ReviewEpoxy thermosets and materials derived from bio-based monomeric phenols: Transformations and performances
Graphical abstract
Introduction
In 1900, 41% of the materials used in the US were renewable, but by 1995 only ∼6% of the materials consumed were renewable. To foster and promote sustainability, developing renewable bio-based polymers and derived materials from biosources such as plant-derived feed stocks and natural monomers become a focus of intensive research. In this filed, three major challenges should be well addressed: (1) relatively high cost of certain biomass feedstocks and related biorefinery technologies; (2) mechanical and thermal properties, processability, barrier properties, durability, and other physical properties that are often not competitive with fossil-fuel derived plastics; and (3) the lack of universally accepted quantitative metrics on economical sustainability [1], [2], [3], [4]. Thermosetting polymers and related materials, such as polyurethanes, phenolic resins, urea-formaldehyde resins, unsaturated resins, amino resins, epoxy resins, etc. are produced in huge volume worldwide. Among these, epoxy resins have many advantages, such as high corrosive resistance and adhesion strength, favorable processing ability, low curing shrinkage, excellent mechanical, thermal and electrical properties, versatile formulation flexibilities, and good processing ability. Epoxy thermosets and downstream materials are extensively used in protective coatings, adhesives, constructions, high-performance composites, electrical engineering, electronic encapsulation, and so forth. Their global market, about 21.5 billion dollars in 2016, will expand to 27.5 billion dollars by 2020, with epoxy composites and adhesives in the strongest demand [5].

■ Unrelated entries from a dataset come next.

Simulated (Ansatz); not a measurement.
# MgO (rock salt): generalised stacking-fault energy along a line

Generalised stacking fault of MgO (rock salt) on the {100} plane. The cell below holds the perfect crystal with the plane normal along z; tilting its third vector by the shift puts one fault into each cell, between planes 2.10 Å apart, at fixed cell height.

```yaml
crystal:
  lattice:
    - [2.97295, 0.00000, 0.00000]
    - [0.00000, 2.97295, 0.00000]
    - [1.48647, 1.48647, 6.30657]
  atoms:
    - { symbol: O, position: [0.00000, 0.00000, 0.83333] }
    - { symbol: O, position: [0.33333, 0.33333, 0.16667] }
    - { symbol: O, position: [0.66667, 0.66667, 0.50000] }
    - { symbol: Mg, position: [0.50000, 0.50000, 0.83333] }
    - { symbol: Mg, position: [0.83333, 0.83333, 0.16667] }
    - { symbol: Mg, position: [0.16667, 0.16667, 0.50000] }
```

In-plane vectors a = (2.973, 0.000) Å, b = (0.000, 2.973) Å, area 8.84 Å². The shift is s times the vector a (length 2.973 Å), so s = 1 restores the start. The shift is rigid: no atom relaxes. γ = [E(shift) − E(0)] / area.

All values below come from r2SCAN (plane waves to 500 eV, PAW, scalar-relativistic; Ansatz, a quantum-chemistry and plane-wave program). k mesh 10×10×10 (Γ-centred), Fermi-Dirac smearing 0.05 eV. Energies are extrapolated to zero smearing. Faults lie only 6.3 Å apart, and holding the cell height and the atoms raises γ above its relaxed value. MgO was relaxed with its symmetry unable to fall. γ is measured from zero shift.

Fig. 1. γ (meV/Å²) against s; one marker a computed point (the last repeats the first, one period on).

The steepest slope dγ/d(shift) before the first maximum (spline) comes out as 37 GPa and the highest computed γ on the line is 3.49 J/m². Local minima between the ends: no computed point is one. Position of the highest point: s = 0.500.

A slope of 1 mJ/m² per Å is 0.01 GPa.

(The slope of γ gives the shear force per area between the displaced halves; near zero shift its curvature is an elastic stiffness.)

Approximately 90% of the epoxy monomer/prepolymer production is based on bisphenol A (BPA) and epichlorohydrin (ECH), followed by BPA-based epoxy monomer/prepolymers (DGEBA) with different molecular weight ranges. BPA is mainly produced from petroleum-derived phenol and benzene according to the cumene process, accounting for ∼20% of global benzene demand [6]. Phenol and BPA are a petrochemical compound. Renewability is of utmost importance among the fundamental 12 principles of green chemistry [7]. BPA is known as a metabolism disruptor, with ingestion the primary source of human exposure to BPA since BPA and its derivatives may leach from plastic packaging materials [8]. BPA has been banned in baby bottles in many countries and regions [9]. Crosslinked epoxy thermosets are also somewhat sensitive to hydrolysis in an outdoor environment for a long period of time, thereby increasing risks of the human exposure to BPA and derivatives [10]. On the other hand, ECH is mainly produced from 1-chloropropane, with a minor fraction produced from glycerol (a byproduct of biodiesel production, ∼10 wt%). Moreover, since the increasing fraction of biodiesel production leads to excess availability of glycerol, bio-based ECH seems attractive in the future with the ever-increasing petroleum price [11]. As a result, it is critical to seek BPA replacements to synthesize bio-based epoxy thermosets with desired properties or interesting functions. However, so far, only a few bio-based monomers, such as some epoxidized soybean oils and cardanol-based epoxy monomers, prepolymers and curing agents, have been commercialized with very limited applictions.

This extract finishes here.